There will be some who sympathise with the Duke. For those temperamentally inclined - condemned might be a more accurate term - to be punctual, few activities are more psychically exhausting than waiting for a spouse or 'significant other' who is dawdling over their toilette. Such delaying tactics may result from a constitutional inability to be ready by an agreed deadline: one can only hope, for the Duke of Kent's sake, that the Duchess is not thus congenitally afflicted. On the other hand, it may stem from a profound and recurring difference of opinion over the best time at which to arrive.

Many people, probably a majority, hate to be the first guest at any social occasion, even though it is obvious that someone must. But to those addicted to punctuality, the thought of being late - or worse, actually making others wait for their dinner - is purgatorial. Rare is the couple that is in complete agreement over the moment juste to arrive.

In some countries, such as Germany, Denmark and Japan, the problem does not arise. Arrival on or even before the dot is mandatory in 'polite' circles. In Britain, attitudes to punctuality come somewhere between that extreme and the more relaxed norms of Latin (and especially Latin American) countries. So there is ample scope for marital wrangling.

In the case of the start of Wimbledon and the Duke's duties, the rights and wrongs are clear enough. Politeness demanded that he should be there on time; and for the punctuality addict, politeness is what it is largely about. To be late is to be inconsiderate and to cause others to waste their time waiting.

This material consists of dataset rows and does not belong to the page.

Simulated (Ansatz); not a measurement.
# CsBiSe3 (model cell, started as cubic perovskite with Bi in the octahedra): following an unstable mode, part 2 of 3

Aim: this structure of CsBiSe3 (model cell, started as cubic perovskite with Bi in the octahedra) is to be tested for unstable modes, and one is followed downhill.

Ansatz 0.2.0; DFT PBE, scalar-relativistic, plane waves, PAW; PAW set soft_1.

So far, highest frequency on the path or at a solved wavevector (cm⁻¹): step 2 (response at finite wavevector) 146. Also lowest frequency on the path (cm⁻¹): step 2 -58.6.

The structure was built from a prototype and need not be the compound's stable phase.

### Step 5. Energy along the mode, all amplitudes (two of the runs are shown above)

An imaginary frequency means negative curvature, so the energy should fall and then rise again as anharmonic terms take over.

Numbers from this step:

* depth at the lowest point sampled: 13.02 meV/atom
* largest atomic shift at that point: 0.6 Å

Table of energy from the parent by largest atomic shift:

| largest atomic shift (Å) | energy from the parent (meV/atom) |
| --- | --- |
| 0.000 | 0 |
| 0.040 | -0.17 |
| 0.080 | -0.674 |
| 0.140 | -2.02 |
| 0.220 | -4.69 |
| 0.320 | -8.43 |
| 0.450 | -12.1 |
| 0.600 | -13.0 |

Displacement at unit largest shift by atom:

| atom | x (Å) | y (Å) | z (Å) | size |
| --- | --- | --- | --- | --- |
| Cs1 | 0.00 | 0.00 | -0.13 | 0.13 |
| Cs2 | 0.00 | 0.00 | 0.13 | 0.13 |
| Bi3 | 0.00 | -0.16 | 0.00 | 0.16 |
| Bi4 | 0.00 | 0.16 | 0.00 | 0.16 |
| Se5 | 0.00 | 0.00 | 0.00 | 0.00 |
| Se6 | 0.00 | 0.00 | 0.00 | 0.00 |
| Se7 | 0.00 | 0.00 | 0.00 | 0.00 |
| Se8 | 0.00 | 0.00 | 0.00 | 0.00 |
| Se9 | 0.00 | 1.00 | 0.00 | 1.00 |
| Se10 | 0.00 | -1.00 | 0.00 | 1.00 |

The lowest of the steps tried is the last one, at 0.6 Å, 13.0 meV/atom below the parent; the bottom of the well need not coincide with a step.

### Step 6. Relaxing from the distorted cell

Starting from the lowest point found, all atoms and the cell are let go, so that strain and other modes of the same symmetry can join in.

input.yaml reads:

Another goal of the punctual is the reduction of stress. To leave a margin of time saves anxiety, especially in keeping business appointments or catching a train or plane. To those blessed or cursed with the opposite temperament, half the fun is in arriving at the last possible moment. For such people, nothing is more tedious than to have time in hand and be obliged to hang around. It is because the small drama at the Kents' highlighted this temperamental gulf that it has such resonance.